By RACHEL SWARNS (Bill Morlin contributed reporting also)
Re-Printed from June 14, 2016, New York Times
More than a century after Georgetown University used some of the profits from the sale of 272 enslaved African-Americans to help ensure its survival, John J. DeGioia, the university’s president, took a first step on Monday toward making amends to their descendants.
He walked into the public library in Spokane, Wash., for a private meeting with Patricia Bayonne-Johnson, a great-great-great-granddaughter of Nace and Biby Butler, two of the slaves who were sold in 1838 to help keep the college afloat.
The 45-minute meeting, which was followed by a lunch at the nearby Davenport Hotel, may well have been a historic one.
More than a dozen universities have recognized their ties to slavery and the slave trade. But historians say they believe this is the first time that the president of an elite university has met with the descendants of slaves who had labored on a college campus or were sold to benefit one.
“I came to listen and to learn,” Mr. DeGioia said in an interview, describing the discussion as “moving and inspiring.”
Ms. Bayonne-Johnson, an amateur genealogist and retired teacher, said she believed Mr. DeGioia was willing to take necessary steps “to honor the sacrifice and legacy” of her ancestors.
“He asked what could he do and how could he help,” she said in an interview. “It was a very good beginning.”
The meeting comes as officials at Georgetown continue to grapple with how to address the college’s complicity in the slave sale.
A meeting between John J. DeGioia, the university’s president, and a great-great-great-granddaughter of two slaves sold to aid the college may have been historic.
The slaves, who were owned by the Jesuit priests who founded and ran the college, were sold for about $3.3 million in today’s dollars.
A portion of the profit — about $500,000 — was used to help pay off Georgetown’s debts at a time when the college was struggling financially. The slaves, who had lived on Jesuit estates in Maryland that had helped to finance the college’s operations, were uprooted and shipped to plantations in Louisiana.
A working group assembled by Mr. DeGioia in September has been considering whether the university should apologize for profiting from slave labor, create a memorial to those enslaved, or provide scholarships for their descendants, among other possibilities. The report is expected to be released this summer, Mr. DeGioia said.
Craig Steven Wilder, a historian at the Massachusetts Institute of Technology who has studied the roots of elite universities in slavery, said he did not know of another instance in which a university president had reached out to descendants.

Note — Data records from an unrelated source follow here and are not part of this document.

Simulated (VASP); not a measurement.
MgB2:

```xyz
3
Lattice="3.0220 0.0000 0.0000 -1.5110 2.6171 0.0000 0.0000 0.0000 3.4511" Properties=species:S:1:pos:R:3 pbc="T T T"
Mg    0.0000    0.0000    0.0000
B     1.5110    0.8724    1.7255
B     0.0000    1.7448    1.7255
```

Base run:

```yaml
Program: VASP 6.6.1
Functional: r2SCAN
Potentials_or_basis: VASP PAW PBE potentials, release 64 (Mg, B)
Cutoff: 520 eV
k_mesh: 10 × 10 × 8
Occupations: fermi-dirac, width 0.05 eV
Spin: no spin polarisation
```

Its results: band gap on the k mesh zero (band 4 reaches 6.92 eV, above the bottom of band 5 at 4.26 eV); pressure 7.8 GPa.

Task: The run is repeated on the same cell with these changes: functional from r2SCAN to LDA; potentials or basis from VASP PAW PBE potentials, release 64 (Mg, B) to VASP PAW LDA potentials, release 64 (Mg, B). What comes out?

“Georgetown has made a decision to recognize the humanity of the problem they’re dealing with, to treat it as more than a public relations problem,” Mr. Wilder said.
The search for descendants of the men, women and children sold in 1838 intensified in the fall after Georgetown students called on the university to remove the names of the Rev. Thomas F. Mulledy and the Rev. William McSherry from two campus buildings. The priests were two of Georgetown’s early presidents. Both were involved in the slave sale. Mr. DeGioia, who had already called for a campuswide discussion about the college’s roots in slavery, agreed to change the names of the buildings.
The student protests inspired a Georgetown alumnus, Richard J. Cellini, to found a nonprofit, the Georgetown Memory Project, to help identify and support the descendants of the people who were sold. Mr. Cellini hired eight genealogists, including Ms. Bayonne-Johnson and several researchers who are working with her. University officials are also identifying descendants of the slaves.
Ms. Bayonne-Johnson said that she made a point of telling Mr. DeGioia what she knew about her ancestors and emphasizing the importance of the university’s archival records. This year, Georgetown created an online archive that includes records that describe the slave sale and the Jesuit and Louisiana plantations.
“These were real people,” Ms. Bayonne-Johnson said of her enslaved forebears, “and I wanted to put faces on them for him.